Linear Algebra Fundamentals¶
Linear algebra is the mathematical backbone of machine learning. Nearly every ML algorithm — from simple linear regression to deep neural networks — relies on vector and matrix operations under the hood. When a neural network makes a prediction, it’s performing a sequence of matrix multiplications. When PCA reduces dimensionality, it’s finding eigenvectors. When embeddings measure similarity, they’re computing dot products.
This notebook covers the essential linear algebra concepts you need for ML: vectors (how data is represented), matrices (how data is transformed), eigendecomposition (how we find the most important directions in data), and practical applications like solving linear regression with the Normal Equation.
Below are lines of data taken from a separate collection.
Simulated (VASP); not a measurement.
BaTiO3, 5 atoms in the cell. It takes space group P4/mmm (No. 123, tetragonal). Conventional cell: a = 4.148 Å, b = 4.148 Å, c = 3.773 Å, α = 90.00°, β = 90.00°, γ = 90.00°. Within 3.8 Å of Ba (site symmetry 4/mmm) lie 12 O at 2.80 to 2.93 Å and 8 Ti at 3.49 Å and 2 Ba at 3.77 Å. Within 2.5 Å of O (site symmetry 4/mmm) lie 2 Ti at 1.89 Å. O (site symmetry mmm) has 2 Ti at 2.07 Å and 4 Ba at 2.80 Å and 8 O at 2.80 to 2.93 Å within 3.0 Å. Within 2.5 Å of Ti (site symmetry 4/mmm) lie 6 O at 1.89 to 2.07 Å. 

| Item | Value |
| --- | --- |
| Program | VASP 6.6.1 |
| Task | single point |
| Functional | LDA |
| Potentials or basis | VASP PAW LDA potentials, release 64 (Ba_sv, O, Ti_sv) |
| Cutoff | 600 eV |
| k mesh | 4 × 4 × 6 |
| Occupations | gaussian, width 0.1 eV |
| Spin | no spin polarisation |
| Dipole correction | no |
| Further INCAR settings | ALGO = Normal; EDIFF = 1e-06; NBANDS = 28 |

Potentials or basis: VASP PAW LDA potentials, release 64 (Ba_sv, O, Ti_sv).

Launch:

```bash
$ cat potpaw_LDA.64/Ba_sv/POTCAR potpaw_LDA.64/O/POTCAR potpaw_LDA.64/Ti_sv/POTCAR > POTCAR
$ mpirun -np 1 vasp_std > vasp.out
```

Prerequisites: Basic Python and NumPy familiarity.
# Import required libraries
import numpy as np
import matplotlib.pyplot as plt
from mpl_toolkits.mplot3d import Axes3D
import seaborn as sns
# Set style for better visualizations
plt.style.use('seaborn-v0_8-darkgrid')
sns.set_palette("husl")
1. Vectors: The Building Blocks¶
A vector is an ordered array of numbers. In ML, data points are often represented as vectors.
Example: A house with 3 features: [square_feet, bedrooms, age] = [2000, 3, 10]
# Creating vectors
v1 = np.array([1, 2, 3])
v2 = np.array([4, 5, 6])
print("Vector v1:", v1)
print("Vector v2:", v2)
print("Shape of v1:", v1.shape)
print("Dimension:", v1.ndim)
Vector Operations: Addition, Scaling, and the Dot Product¶
Vector operations are the atoms of machine learning computation. Vector addition combines features or updates model weights during gradient descent. Scalar multiplication scales vectors — this is what happens when you apply a learning rate. The dot product (np.dot) is perhaps the most important single operation in ML: it measures the alignment between two vectors, computing \(\mathbf{v}_1 \cdot \mathbf{v}_2 = \sum_i v_{1i} \cdot v_{2i}\).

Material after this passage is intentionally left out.